The import speed is closely related to your hardware configuration, target table structure, number of columns per row, and SQL conditions. You can provide more information.
Usually, using tools like Lightning or BR for physical import will be the fastest, but you also need to consider whether your target cluster is offline and whether there are any ongoing business operations.
It depends on the concurrency. For example, loading data with 40 concurrent threads; if addressing hotspot issues for insertion, then fewer concurrent threads are needed. The premise is that there are no resource bottlenecks, such as NVMe disks, and some rate limiting parameters in TiKV may need to be adjusted.
120,000 records per second? I’ve managed to reach 20,000-30,000 records per second with Kettle, but 100,000 per second seems a bit high, and it also depends on the size of each record. JDBC probably can’t meet this requirement.
I have stress tested with 500 threads inserting one by one and it exceeded 100,000. If it’s just importing data with one insert carrying more data, a few concurrent threads are enough.

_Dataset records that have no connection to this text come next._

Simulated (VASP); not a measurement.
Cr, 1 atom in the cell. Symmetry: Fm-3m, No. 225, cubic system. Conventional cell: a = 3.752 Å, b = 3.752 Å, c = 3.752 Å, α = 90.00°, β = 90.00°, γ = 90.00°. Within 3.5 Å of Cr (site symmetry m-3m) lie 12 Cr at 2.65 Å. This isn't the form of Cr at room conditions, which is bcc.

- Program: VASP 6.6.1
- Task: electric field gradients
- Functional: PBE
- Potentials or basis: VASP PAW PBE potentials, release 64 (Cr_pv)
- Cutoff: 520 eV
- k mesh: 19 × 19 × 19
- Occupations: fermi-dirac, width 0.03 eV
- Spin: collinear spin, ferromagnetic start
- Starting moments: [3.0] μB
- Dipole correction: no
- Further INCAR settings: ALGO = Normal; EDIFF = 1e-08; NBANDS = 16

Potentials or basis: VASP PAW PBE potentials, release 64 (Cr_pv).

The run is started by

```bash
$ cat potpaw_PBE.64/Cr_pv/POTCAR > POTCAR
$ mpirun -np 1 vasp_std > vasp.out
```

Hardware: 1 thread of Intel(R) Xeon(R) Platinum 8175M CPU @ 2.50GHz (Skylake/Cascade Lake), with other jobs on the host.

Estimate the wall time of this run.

Real-time business insertion?
Try to make the batch size larger for each insertion, that is, include more values.
Try using multiple connections.
If we assume each piece of data is 1k, writing a hundred megabytes per second is not too large. Increase the write buffer size.
You can insert using JDBC, with each SQL statement containing 500 rows. One thread runs 20 SQL statements, and then multiple threads run simultaneously.